- Crude Oil Awaits FOMC Outcome at Critical Technical Support Level
- Gold, Silver to Decline if Federal Reserve Falls Short on New Stimulus
WTI Crude Oil (NY Close): $86.92 // +1.11 // +1.29%
As we suspected yesterday, crude prices edged higher yesterday in anticipation of the Federal Reserve monetary policy announcement due on Wednesday, with hopes running high that Ben Bernanke and company will offer another round of stimulus to bolster the shaky economic recovery. As we pointed out earlier, we suspect policymakers will fall short of another round of asset purchases (a so-called QE3), with the most aggressive step to be undertaken being an approach dubbed Operation Twist.
The scheme refers to a twisting of the yield curve - a process meant to lower long-term interest rates - by directing the Fed's reinvestment of proceeds from securities already on its balance sheet toward bonds with maturities further out into the future. While it depends to be seen what such an outcome will mean for risk appetite, a key consideration for crude as the WTI contract continues to closely mirror the S&P 500, anything that does not imply a further expansion of the balance sheet seems likely to be seen as a relatively incremental and so be met with disappointing across financial markets.

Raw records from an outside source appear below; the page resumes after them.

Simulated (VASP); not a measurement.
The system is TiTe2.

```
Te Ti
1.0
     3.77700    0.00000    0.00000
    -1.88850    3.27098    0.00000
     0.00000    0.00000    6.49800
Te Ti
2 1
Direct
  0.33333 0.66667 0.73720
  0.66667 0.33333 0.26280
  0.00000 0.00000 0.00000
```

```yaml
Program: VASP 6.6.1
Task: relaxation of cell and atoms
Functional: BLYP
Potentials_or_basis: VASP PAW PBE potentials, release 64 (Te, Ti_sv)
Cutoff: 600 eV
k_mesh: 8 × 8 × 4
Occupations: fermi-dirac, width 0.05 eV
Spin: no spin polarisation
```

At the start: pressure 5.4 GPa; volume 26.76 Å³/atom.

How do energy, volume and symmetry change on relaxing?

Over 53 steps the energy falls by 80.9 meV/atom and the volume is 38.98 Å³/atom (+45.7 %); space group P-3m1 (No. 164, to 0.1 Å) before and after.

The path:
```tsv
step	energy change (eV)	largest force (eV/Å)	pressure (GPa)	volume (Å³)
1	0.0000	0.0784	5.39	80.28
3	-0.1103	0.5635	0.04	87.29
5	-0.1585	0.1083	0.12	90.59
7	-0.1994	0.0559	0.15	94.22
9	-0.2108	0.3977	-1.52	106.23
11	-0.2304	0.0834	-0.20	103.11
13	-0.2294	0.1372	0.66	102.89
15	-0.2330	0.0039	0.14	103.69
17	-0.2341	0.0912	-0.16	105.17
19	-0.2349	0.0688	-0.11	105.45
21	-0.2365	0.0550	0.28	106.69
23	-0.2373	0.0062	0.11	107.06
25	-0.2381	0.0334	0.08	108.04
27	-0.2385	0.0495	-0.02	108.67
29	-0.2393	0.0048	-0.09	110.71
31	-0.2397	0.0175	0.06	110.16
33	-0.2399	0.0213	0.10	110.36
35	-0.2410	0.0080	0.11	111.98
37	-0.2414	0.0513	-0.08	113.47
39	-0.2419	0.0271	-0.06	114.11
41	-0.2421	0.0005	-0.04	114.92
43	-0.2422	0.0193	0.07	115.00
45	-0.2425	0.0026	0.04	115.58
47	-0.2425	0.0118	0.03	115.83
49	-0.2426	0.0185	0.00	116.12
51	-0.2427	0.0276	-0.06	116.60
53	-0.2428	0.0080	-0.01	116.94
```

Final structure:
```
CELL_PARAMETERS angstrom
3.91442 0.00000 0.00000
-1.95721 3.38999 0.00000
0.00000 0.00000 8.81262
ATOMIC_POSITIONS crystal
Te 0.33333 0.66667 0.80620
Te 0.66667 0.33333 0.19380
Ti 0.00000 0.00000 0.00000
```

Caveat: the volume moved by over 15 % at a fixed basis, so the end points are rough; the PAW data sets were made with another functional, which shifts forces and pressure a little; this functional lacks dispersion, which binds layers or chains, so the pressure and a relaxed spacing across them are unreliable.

On the technical front, prices are perched just above support at $84.61 - the 23.6% Fibonacci extension level - with a break below this boundary exposing the 38.2% level at $80.97 and validating the longer-term bearish implications of a Flag consolidation chart pattern. Initial resistance remains at the top of a falling channel set from early May, now squarely at the $89.00 figure.
Spot Gold (NY Close): 1803.63 // +24.95 // +1.40%
As with crude, all eyes are on the outcome of the FOMC monetary policy meeting. An outcome that doesn't imply a further expansion of the Fed's balance sheet - which is our favored scenario - is likely to weigh on prices, eroding demand for the yellow metal as an alternative store of value to counter would-be dilution of the US Dollar's value implied by additional asset purchases.
Such a turn events would validate the technical setup, which points to the formation of a double top below the $1900/oz figure marked by a pair of Bearish Engulfing candlestick patterns. Near-term support remains in the $1702.90-1745.25 range, with resistance a rising trend line set from early June (now at $1838.16) that had previously acted as support.
Spot Silver (NY Close): $39.79 // +0.12 // +0.31%
Positioning is little changed from yesterday, with prices wedged between support at the August 25 low ($38.73) and the 61.8% Fibonacci extension level ($40.01). While the overall technical setup points to weakness after prices completed a Head and Shoulders top below the $44.00 figure, little can be said with certainty until the outcome of the Federal Reserve policy statement crosses the wires. As with gold, anything that keeps the central bank's balance sheet static is likely to renewed selling pressure, while the introduction of aggressive new stimulus can be expected to have the opposite effect.